Though Houthi authorities are pressuring Yemenia to expand its list of destinations, transport and security authorities in countries such as Egypt and India have yet to approve flights originating from the Houthi-held capital. Any expansion of flight destinations will likely require a deal with the Saudi-led coalition and/or the government. The targeting of Yemenia Airways’ accounts may be viewed as part of a larger Houthi strategy aimed at pressuring Saudi Arabia to lift restrictions placed on airports, seaports, and land crossings under Houthi control. The account freeze came after the Houthis launched an intensive campaign for pressuring commercial importers to redirect shipments from government-held ports to Hudaydah. On March 8, the head of the Houthi Supreme Political Council, Al-Mashat, threatened military action against the Saudi-led coalition unless the restrictions on Sana’a airport and Hudaydah port were lifted.
Currency
The exchange rate for new rials in government-controlled areas remained stable in March, trading at YR1,252 on average. This relative stability followed the announcement of a US$1 billion Saudi deposit earmarked for the government-run Central Bank of Yemen in Aden (CBY-Aden) to replenish its depleted foreign exchange reserves, with the deposit to be mainly handled through the Arab Monetary Fund (AMF). Early in the year, the new rial depreciated by almost 4 percent, from YR1,225 per US$1 on January 1 to YR1,270 as of February 19. It then regained value to YR1,219 on February 26 before stabilizing at YR1,250 per US$1 over the course of March. Old rials circulating in Houthi-controlled areas remained stable during the month, trading at YR551 per US$1 on average.

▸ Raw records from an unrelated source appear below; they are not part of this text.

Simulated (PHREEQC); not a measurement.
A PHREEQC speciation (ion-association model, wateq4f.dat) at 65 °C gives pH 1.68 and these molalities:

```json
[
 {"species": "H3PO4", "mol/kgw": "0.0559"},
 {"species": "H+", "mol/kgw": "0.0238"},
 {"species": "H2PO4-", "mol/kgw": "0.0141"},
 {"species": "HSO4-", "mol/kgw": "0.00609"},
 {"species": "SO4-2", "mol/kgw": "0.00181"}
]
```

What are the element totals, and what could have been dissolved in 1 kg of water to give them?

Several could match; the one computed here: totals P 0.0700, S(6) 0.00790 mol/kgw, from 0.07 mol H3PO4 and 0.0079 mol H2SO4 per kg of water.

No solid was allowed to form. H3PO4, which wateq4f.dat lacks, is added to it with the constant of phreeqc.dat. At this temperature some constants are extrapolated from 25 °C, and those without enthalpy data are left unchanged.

The CBY-Aden resumed foreign currency auctions following a one-week suspension at the end of February due to a lack of funds. It held five FX auctions in March, with a total of US$150 million on offer. Only US$50 million was purchased. The March 2 auction was the second-least subscribed of the year, with only 14 percent of the US$30 million on offer sold. The last auction of the month, on March 28, was 37 percent subscribed. Since the beginning of the year, the CBY-Aden has held 13 FX auctions, with a total of US$430 million on offer, but only 36 percent has been purchased by Yemeni banks. The level of participation has been determined by an array of factors, including the fluctuating value of the rial and the foreign exchange stocks available to the CBY-Aden. Yemeni banks have reacted quickly to any announcement of new financial support and reduced their purchases at FX auctions to avoid losses arising from short-run misalignments of the real exchange rate. Importantly, the limited participation has coincided with an intensifying magnitude of the economic battle between the fragmented branches of the central bank in Aden and Sana’a over control of banking sector data, with the former attempting to regain unlimited access to banks’ data records, and the latter threatening increasingly restrictive measures to discourage compliance.
In mid-January, the Houthi-run CBY-Sana’a issued a decree banning banks and commercial traders headquartered in Sana’a from participating in the FX auctions or utilizing Letters of Credit under the CBY-Aden’s scheme, hampering demand for hard currency. Despite the ban, Yemeni banks and commercial traders headquartered in Sana’a continue to participate in the CBY-Aden’s auctions, according to a source based in Sana’a. This takes place on a limited scale, as officially banks are only allowed to participate in the financing of basic commodities imported, sold, and consumed in areas under the control of the government,
Houthis Increase Official Price of Cooking Gas
On March 8, Houthi authorities announced a 28 percent increase in the official price of cooking gas, from YR6,000 to YR7,700 (in old rials) for a 20-liter cylinder. During the war, the Houthi movement enacted a policy of selling cooking gas primarily through a neighborhood supervisor (aqil) and limiting its sale through official gas stations, giving the group a near monopoly over its provision. Many residents report having to pay bribes to Houthi-aligned aqils to receive gas. Repeated shortages at official stations have occurred in Sana’a and other areas under Houthi control, forcing thousands of households to rely on firewood for heating and cooking, or to purchase cooking gas on the black market at prices ranging between YR12,000-16,000 per cylinder. Profits from the black market are captured by Houthi-aligned traders.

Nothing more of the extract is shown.